GENEVA (Reuters) - Mobile telephones are seen as “a basic necessity” around the world and should enjoy persistent strong demand throughout an economic downturn, a United Nations agency said in a report published on Monday.
“With or without a recession,” millions of people in India, China, Nigeria, and other emerging markets will seek out mobile phones, according to the International Telecommunication Union (ITU).
Increasingly cost-conscious households in Europe and North America are also expected to keep up their mobile use, and many will drop their fixed-line telephones as a way to save money, the ITU said in a report released for the Mobile World Congress trade show in Barcelona.
“Once a user gets a mobile phone, it is difficult to give up, and in many countries mobile phones have become a necessity,” its Confronting the Crisis report found.
“Many communication technologies including mobile telephony and broadband still offer huge growth potential, with or without a recession,” it said. “With its strong growth potential, mobile telephony can help facilitate economic recovery.”
There were 4 billion mobile subscriptions worldwide at the end of 2008, after an average of 24 percent annual growth since 2000. Saturation rates are above 100 percent in Singapore and Hong Kong, compared with 30 percent in Nigeria and just over a quarter in India, two of the fastest expanding mobile markets.
The ITU said people in developing countries are increasingly reliant on telephones for voice and information services, such as farmers and fishermen who get text messaging for information about commodity prices and the weather.
The popularity of mobiles in developing markets such as China, Pakistan, Malaysia, Thailand and Bangladesh could create an opportunity for a technology “leapfrog” where Internet services could be provided to consumers without computers.
Companies that have invested heavily in emerging markets include India’s Bharti Airtel Norway’s Telenor, South Africa’s MTN, Egypt’s Orascom Telecom, Kuwait’s Zain and Vodafone’s Vodacom.
Afghanistan, where landline cover is almost non-existent after three decades of war, has drawn a subsidiary of Cable & Wireless, Swedish-Finnish TeliaSonera, and the United Arab Emirates’ Etisalat.
In richer markets, such as western Europe and North America, the ITU said mobile operators may better placed than fixed-line telephone providers because the investments required to maintain cellular networks can be less onerous.

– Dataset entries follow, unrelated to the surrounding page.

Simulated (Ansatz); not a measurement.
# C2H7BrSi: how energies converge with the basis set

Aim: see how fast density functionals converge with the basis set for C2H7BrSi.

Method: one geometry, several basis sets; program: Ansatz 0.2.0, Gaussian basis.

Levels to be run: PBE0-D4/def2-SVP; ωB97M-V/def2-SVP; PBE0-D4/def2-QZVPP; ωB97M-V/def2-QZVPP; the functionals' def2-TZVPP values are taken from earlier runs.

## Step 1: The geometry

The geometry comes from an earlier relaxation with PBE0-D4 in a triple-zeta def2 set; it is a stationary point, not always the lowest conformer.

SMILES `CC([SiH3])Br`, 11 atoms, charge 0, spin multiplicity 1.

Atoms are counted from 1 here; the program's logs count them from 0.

Many developed-world customers are likely to favor their mobiles to home lines as a result of a downturn, but may be more careful about their spending and delay purchases of handsets, its report said, signaling trouble for telecom equipment and gear makers such as China’s Huawei and ZTE, Ericsson, Nokia.
Pre-paid and flat-rate packages could also become more popular, according to the Geneva-based ITU.
“There is some evidence that consumers are already postponing plans to upgrade their mobile phone and have become more cost-conscious when making calls,” it said.
“Operators will find it harder to promote value-added services to wary consumers and the adoption of new services (such as mobile TV) will certainly be impacted.”
Tight credit could cause telecom operators to reduce their investments, and encourage industry consolidation, the report said, noting cost-saving outsourcing may also grow.
The ITU encouraged governments to include investments in telecoms in economic stimulus packages now being developed.
“Investing in high-quality, affordable information infrastructure, education and knowledge may be the best way to innovate out of this crisis, especially for developing countries ... Investing in broader access to knowledge becomes even more important during times of crisis, rather than less so.”